Procyon is the star marking Canis Minor, the Little Dog. Don’t look for any constellation stars, the entire constellation is just two stars. Don’t ask, it’s a Greek thing.

Now, right again to the big dog, Canis Major with very bright Sirius as the eye. Although they are below the horizon, he stars of Canis Major do almost look like a dog. Pay careful attention to Sirius.

At this time of year it is very low on the horizon and could be twinkling furiously with many colors. For a better view use binoculars to enhance the twinkling effect. It is awesome.

Next up to blue Rigel, the left knee of Orion where we started.

As for the triangle, use Betelgeuse, the right shoulder star of Orion, Sirius and Rigel.

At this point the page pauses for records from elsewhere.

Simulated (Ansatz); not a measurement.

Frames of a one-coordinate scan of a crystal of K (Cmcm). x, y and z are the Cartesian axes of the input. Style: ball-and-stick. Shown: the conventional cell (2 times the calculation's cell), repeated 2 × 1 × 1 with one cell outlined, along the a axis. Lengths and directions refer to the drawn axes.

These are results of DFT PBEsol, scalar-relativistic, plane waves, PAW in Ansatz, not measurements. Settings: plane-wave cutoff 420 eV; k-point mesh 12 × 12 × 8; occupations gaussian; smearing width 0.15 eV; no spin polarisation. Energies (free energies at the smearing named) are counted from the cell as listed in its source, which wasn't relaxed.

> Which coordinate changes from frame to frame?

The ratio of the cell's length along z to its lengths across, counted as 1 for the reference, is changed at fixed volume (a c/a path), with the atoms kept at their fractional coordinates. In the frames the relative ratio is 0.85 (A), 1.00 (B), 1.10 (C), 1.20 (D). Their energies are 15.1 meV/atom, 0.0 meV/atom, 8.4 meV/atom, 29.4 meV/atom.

SKY WATCH: This is going to be a toughie, these are all morning events. Tomorrow morning, Dec. 30, be outside an hour before sunrise looking southeast for a slender crescent Moon. It will be just to the right of very bright Venus, and on Friday it will be below the planet.

If you are functioning on the morning of Jan. 1, the Moon will be three degrees to the right of elusive Mercury and Sunday morning, Jan. 2, an excruciatingly slender Moon will be below Mercury. Binoculars will be helpful in finding it. This will be a good time to put that telescope you got for Christmas to use.